Retreats these days seem to want to create a pressure cooker atmosphere. Kind of a chemotherapy approach - if it doesn't kill you (drive you crazy) it may cure you (awaken you). There is no indication to me that the traditional approaches in the suttas intended to create this kind of atmosphere. What seems lacking in this modern approach is the qualities of relinquishment, dispassion, tranquillising, calming. You find these statements throughout the suttas in regards to how to practice.
For example, in Daniels favourite sutta (
MN 111 ) you find that Sariputta is not sitting there noting 'sitting', 'sitting', 'thinking', 'crazy', 'crazy', 'crazy', etc. He has "entered & remained in the first jhana: rapture & pleasure born of seclusion, accompanied by directed thought & evaluation.

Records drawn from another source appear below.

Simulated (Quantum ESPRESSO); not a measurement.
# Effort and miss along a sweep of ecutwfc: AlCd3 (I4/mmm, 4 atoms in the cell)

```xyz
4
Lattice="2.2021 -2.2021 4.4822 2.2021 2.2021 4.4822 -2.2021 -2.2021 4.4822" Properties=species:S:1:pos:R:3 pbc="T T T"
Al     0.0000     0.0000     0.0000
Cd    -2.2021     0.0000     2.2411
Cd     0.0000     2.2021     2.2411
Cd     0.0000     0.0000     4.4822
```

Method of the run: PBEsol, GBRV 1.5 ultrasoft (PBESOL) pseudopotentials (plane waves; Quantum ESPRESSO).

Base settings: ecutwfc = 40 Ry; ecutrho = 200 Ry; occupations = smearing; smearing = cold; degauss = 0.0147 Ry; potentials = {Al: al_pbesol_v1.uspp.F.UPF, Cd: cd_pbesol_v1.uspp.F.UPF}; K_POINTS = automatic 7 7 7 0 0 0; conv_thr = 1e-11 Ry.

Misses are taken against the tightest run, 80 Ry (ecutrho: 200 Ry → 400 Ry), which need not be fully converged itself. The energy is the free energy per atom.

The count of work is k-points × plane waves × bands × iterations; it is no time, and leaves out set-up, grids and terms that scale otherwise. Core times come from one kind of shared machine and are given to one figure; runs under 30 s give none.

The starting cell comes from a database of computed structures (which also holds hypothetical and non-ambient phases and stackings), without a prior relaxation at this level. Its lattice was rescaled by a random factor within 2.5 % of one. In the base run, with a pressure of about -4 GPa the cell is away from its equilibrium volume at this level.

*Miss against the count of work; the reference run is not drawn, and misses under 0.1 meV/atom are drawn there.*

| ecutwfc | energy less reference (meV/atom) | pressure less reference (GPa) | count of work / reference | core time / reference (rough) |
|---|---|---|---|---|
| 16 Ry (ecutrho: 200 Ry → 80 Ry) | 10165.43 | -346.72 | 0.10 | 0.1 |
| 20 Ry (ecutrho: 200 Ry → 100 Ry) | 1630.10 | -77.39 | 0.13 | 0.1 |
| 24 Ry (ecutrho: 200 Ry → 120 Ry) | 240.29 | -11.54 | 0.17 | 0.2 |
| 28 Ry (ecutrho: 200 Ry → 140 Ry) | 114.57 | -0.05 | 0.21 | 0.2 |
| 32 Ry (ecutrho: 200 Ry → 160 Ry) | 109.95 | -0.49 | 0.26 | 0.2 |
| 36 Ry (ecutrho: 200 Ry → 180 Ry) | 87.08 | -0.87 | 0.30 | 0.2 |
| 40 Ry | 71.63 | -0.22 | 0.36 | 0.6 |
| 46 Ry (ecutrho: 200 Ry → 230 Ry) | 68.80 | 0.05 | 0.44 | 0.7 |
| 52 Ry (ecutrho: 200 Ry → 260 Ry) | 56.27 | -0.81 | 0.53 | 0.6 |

Whatever qualities there are in the first jhana — directed thought, evaluation, rapture, pleasure, singleness of mind, contact, feeling, perception, intention, consciousness,2 desire, decision, persistence, mindfulness, equanimity, & attention —
he ferreted them out one after another......He remained unattracted & unrepelled with regard to those qualities, independent, detached, released, dissociated, with an awareness rid of barriers. He discerned that 'There is a further escape,' and pursuing it there really was for him." - and so on through the jhanas.
I don't know that anyone has gone crazy paying attention to how jhanic qualities arise and pass. The statement "He discerned that 'There is a further escape'" is very important. There is the intention of relinquishment here - of letting go of stressful states however subtle they may be. This is a proactive practice. But how did Sariputta get into the jhanas in the first place?
A typical approach is found in the Anapanasati Sutta (
MN 118) where you find the following:
"He trains himself, 'I will breathe in sensitive to the entire body.'2 He trains himself, 'I will breathe out sensitive to the entire body.' [4] He trains himself, 'I will breathe in
calming bodily fabrication.'3 He trains himself, 'I will breathe out calming bodily fabrication.'
"[5] He trains himself, 'I will breathe in sensitive to rapture.' ... [8] He trains himself, 'I will breathe in calming mental fabrication.' He trains himself, 'I will breathe out
calming mental fabrication.'
"[9] He trains himself, 'I will breathe in sensitive to the mind.' He trains himself, 'I will breathe out sensitive to the mind.' [10] He trains himself, 'I will breathe in satisfying the mind.' He trains himself, 'I will breathe out
satisfying the mind.' [11] He trains himself, 'I will breathe in steadying the mind.' He trains himself, 'I will breathe out steadying the mind.' [12] He trains himself, 'I will breathe in
releasing the mind.' He trains himself, 'I will breathe out releasing the mind.'"
You find these kinds of descriptions throughout the suttas not just in one or two of them. Have we some where along the way lost some of the essential elements that Buddha taught? How does calming the mind and body with every in and out breath change our experience of the practice? This is not vipassana lite - this is what the big guy taught - and presumably he knew what he was doing.